I have a problem with showing that $\frac{n}{p}$ is introspective.
Recall that we are in state where a composite integer $n$ fools the AKS test and $p\mid n$ a prime number.
First of all, recall the following definitions and facts
- $p\mid n$ is a prime number and $p>r>1$.
- $R\stackrel{\text{def}}{=}\mathbb{F}_p[X]\pmod{X^r-1}$
- $\mathcal{P}_n\stackrel{\text{def}}{=}\{f\in R | f(X^n)=_Rf(X)^n\}$
- $\forall 1\leq a\leq r:X+a\in \mathcal{P}_n$
- $\mathcal{G}\stackrel{\text{def}}{=}\{i\in\mathbb{N} | (i,r)=1\wedge \forall f\in\mathcal{P}_n:f(X^i)=_Rf(X)^i\}$
- $p,n\in \mathcal{G}$
We wish to show that $\frac{n}{p}\in \mathcal{G}$. Let $f\in\mathcal{P}_n$ and observe the following
\begin{align*} f\big(X^{\frac{n}{p}}\big)^p & \stackrel{(1)}{\equiv} f\Big(\big(X^{\frac{n}{p}}\big)^p\Big) & \pmod{\big(X^{\frac{n}{p}}\big)^r-1,p}\\ & \equiv f(X^n) & \pmod{X^{\frac{n}{p}\cdot r}-1,p}\\ f\big(X^{\frac{n}{p}}\big)^p & \stackrel{(2)}{\equiv} f(X^n) & \pmod{X^r-1,p}\\ & \stackrel{(3)}{\equiv} f(X)^n & \pmod{X^r-1,p}\\ & \equiv \big(f(X)^{\frac{n}{p}}\big)^p & \pmod{X^r-1,p} \end{align*} Explanations
- $p\in\mathcal{G}$ and using the identity w.r.t. the vairable $Y=X^{\frac{n}{p}}$
- $X^r-1\mid X^{\frac{n}{p}\cdot r}-1$
- $n\in\mathcal{G}$
Concluding we get that $$f\big(X^{\frac{n}{p}}\big)^p-\big(f(X)^{\frac{n}{p}}\big)^p\equiv 0\pmod{X^r-1,p}$$ But, $p>r>1$ all natural numbers, so $p>2$ and in particular it is an odd prime. Therefore $$\Big(f\big(X^{\frac{n}{p}}\big)-f(X)^{\frac{n}{p}}\Big)^p=f\big(X^{\frac{n}{p}}\big)^p+\big(-f(X)^{\frac{n}{p}}\big)^p\equiv f\big(X^{\frac{n}{p}}\big)^p-\big(f(X)^{\frac{n}{p}}\big)^p\equiv 0\pmod{X^r-1,p}$$
However, $R$ is not an integral domain so we cannot deduce that $$f\big(X^{\frac{n}{p}}\big)-f(X)^{\frac{n}{p}}\equiv 0 \pmod{X^r-1,p}$$
Please help, they say in the paper that it follows immediately and I do not understands why.
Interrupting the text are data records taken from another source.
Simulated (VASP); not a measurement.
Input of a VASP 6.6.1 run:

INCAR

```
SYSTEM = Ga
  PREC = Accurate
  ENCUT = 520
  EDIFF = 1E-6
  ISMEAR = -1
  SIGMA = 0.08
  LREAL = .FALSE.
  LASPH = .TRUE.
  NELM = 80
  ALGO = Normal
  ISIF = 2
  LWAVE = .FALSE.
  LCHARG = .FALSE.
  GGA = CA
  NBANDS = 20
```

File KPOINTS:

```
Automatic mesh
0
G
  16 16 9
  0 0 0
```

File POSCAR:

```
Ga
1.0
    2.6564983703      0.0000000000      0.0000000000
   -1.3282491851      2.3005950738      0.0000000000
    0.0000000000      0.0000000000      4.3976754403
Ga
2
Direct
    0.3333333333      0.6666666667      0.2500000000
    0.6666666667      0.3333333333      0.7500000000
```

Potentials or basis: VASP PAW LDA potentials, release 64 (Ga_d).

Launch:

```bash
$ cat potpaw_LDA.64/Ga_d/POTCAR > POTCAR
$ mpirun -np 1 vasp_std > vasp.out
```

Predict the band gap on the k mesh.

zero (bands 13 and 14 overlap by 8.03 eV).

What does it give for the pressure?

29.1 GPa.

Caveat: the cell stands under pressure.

Edit: I have also noted that $$f(X^p)^{\frac{n}{p}}\equiv (f(X)^p)^{\frac{n}{p}}\equiv f(X^n)\equiv f(X)^n\pmod{X^r-1,p}$$
Note: The version of the paper that I work with
https://www.cse.iitk.ac.in/users/manindra/algebra/primality_v6.pdf
Finally, the solution is simple, I think.
We factor $X^r-1$ into irreducible elements (using UFD) and take out the $p$ exponent, trivially (the resulting quotient rings are ID).
Finally, we use the CRT for rings in order to lose the exponent in our original ring $R$.